There are very few men who can resist this modern inquisition. General Anders himself, of the Polish army, was subjected to the torture of reflectors to the point of having his eyes take on the appearance of big bloody wounds. The literature of the Polish emigration is full of memoirs and accounts of the tortures in the jails of the GPU and the methods of “re-education” in the forced labor camps. We recommend the book Soviet Justice by two Polish ex-prisoners, Zwierniak and Mora, which contains hundreds of accounts by prisoners of Stalin for those who wish to grasp the magnitude of this modern barbarism, which, in its refinements, goes even beyond the methods of the Nazi Gestapo. In addition to the original Polish, this book is available in a French translation.
 

GPU Prepares Trials

With these methods the GPU “prepares” the political trials against the Polish resistance. The accused present the lamentable aspect of broken and exhausted men. The prosecuting state attorneys and the judges openly play the part of hangmen. The “public,” which appears in the courtroom wearing typical “workers’” clothing and carrying national banners, tries to humiliate the poor victims even more, and as a rule demands the death penalty for the judged.
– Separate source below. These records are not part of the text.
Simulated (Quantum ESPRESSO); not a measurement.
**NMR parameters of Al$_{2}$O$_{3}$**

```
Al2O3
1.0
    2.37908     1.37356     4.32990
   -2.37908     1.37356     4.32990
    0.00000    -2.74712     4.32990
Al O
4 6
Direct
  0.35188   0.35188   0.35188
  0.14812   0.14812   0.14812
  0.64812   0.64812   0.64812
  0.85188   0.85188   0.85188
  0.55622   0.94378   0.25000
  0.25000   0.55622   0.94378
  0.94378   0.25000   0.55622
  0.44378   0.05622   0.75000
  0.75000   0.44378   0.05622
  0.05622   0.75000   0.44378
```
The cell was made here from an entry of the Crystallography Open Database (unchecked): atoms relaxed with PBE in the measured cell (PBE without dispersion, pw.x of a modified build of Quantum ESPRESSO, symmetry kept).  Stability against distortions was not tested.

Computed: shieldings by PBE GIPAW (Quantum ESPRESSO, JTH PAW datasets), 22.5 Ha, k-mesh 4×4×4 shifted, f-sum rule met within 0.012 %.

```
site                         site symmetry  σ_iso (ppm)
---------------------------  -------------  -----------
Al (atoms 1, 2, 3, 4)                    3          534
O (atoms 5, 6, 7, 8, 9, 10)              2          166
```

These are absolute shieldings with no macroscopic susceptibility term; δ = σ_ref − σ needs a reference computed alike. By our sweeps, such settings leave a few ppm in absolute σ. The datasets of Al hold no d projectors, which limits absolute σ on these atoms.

The most important trials were those of the WRN (illegal PPS) and the WIN, in Warsaw last July, and those of the PSL (Populists) and the WIN in September, 1947. In the first trial the chief accused, Gaiaj, an old leader of the PPS, hero of 1905–06, leader of the anti-Nazi resistance, and the other well-known and self-sacrificing Socialist, Dziegielewski, were accused of underground espionage activities and of preparing the “physical liquidation” of leading personages in the government. As the Minister of Labor declared officially, this trial was the prelude for the big trial of Puzak. and his comrades, secretary-general of the PPS and members of its Central Committee. The trial against the PSL in Cracow was primarily directed against the resistance wing of the Peasant Party, the editors Augustynski, Buczek and Mierzwa, all leaders of the peasant resistance movement against the German occupation in Poland. The accused appeared well “prepared,” the editor, Mierzwa, sick, exhausted by the “questionings” and without teeth. Although they did not call themselves “mad dogs,” as did the victims of the Moscow Trials, some of the accused admitted their “errors” and recommended a change in Mikolajczyk’s policies. This trial was the prelude for the indictment of Mikolajczyk and his collaborators.

However, there was one group of those on trial headed by Professor Stalmach, son of a humble peasant, who defied the pressure of the prosecuting attorney; the judgment of the tribunal and the enmity of the Stalinist “public.” The entire Stalinist and collaborationist press began to bark madly against this one man. The professor’s council of the old University of Cracow was forced to adopt a cowardly resolution condemning the accused. The Stalinist hangmen in Poland must have a bad conscience if they need this kind of argument against the rebellious opinion of the people.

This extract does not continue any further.